What do you do when your business model doesn't quite match the real world?Russ Rosenzweig and Robert Hull envisioned a company offering one-stop shopping for intellectual expertise when they created Round Table Group Inc. five years ago. They wanted to help businesspeople, management consultants and litigation attorneys get answers to important questions from top-notch thinkers anywhere in the world through the Internet.Rosenzweig, a former Price Waterhouse consultant, came up with the idea after realizing there might be a more efficient way to deliver information to the business community. In a large consulting firm, consultants are paid a salary whether they're working on a project or are between assignments. In addition, client fee have to go to help pay for on-the-job training for all those recent college graduates or MBAs who work as analysts.
Round Table Group's business model was a kind of SWAT team of professors who would answer questions based on their expertise. A team might consist of one ortwo professors communicating with the client via e-mail, phone or video conferencing on projects that might involve a few hours or a few weeks of input. In the traditional management-consulting model, work on a project can last as long as a couple of years and the team consists of a group of junior analysts, managers and partners.

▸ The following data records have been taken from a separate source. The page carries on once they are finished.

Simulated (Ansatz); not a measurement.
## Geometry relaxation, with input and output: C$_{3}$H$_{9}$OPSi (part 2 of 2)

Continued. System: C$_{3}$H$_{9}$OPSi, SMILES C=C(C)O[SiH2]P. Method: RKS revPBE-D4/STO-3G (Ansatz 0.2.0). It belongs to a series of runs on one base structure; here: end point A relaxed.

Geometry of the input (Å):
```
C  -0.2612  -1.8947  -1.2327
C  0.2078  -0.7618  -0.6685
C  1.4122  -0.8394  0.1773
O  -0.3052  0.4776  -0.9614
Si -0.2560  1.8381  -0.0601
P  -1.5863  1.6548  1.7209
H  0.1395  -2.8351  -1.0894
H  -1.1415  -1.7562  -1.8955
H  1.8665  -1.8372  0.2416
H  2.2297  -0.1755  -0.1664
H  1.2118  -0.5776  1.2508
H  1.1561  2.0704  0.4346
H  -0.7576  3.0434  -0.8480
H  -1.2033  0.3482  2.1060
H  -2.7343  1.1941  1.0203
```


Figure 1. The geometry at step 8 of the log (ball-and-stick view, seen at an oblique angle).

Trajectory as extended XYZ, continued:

RTG assembled a database made up mainly of 3,000 university professors available to consult on an as-needed basis. The firm's fixed costs would be low because the professors would be paid only when they did billable work. Interestingly, among RTG's first batch of clients were a couple of management-consulting firms that wanted to enhance the credibility of their reports by including some of the research of the RTG professors.
But an unexpected wrinkle soon emerged. RTG's customers wanted the small company to start acting like a more traditional consulting firm. Business executives wanted face-to-face contact with the professors giving the information. They also wanted numbercrunching and follow-up analysis. And they wanted current, customized research.
That has left RTG at a crossroads. Should it try to become a more traditional management-consulting firm or continue to pursue its original mission of providing advice through Internet content and virtual links?Taking the first path would mean providing support to clients, adding infrastructure and formalizing its operation by dividing it into distinct specialties. That would have the downside of making RTG's competitive point of differentiation murky. But the second path risks putting off clients who say they want more.
Where should RTG go from here?
Become a better middleman
Evan I. Schwartz, author of two books about electronic commerce: "Digital Darwinism" and "Webonomics". "The concept is a good idea but the original business model was fundamentally flawed, partly because of the way the Internet works and partly because of the way consulting works.
"Working by e-mail, it's difficult to have a good back andforth. With e-mail you talk at each other instead of to each other.
"And you know the way professors are. These guys are juggling so many things, they're doing research, they may have a consulting business on the side, all the political stuff that happens at a university -- and they have students.
"To really put their creative energy into it is a really tough thing to do when they don't have their ego tied into it.
"If you're doing a face-to-face with the professor and he's enhancing his own consulting business, he is going to give it his all. If it's just e-mail, I can't see him giving it top priority.
"The Web has existed in this parallel universe for the past few years, and what companies really need to do is create a hybrid of what traditional business does best and what the Web does best. I think this company at the crossroads should also develop a hybrid biz model. Do traditional consulting tied in with this 'just in time' advice through the Internet.
"RTG could have a staff of face-to-face[full-time] consultants and also have a Web site where you could ask a natural-language query and they send the questions out to the database of professors. Part of this service would be a follow-up service for 90 days.
"But if you want to be a middle-man, you've got to add value to the customer experience and to the professor experience. Maybe you tell the professors that if you work on this client for a certain amount of time, afterwards you can be free to pursue the client on your own. Maybe that could be part of their matchmaking. All the great middlemen on the Web are adding value to both the buyer and seller experience.
"The Web is not good for people who putter along. It's probably good [for RTG] to get on to whatever is next as quickly as possible."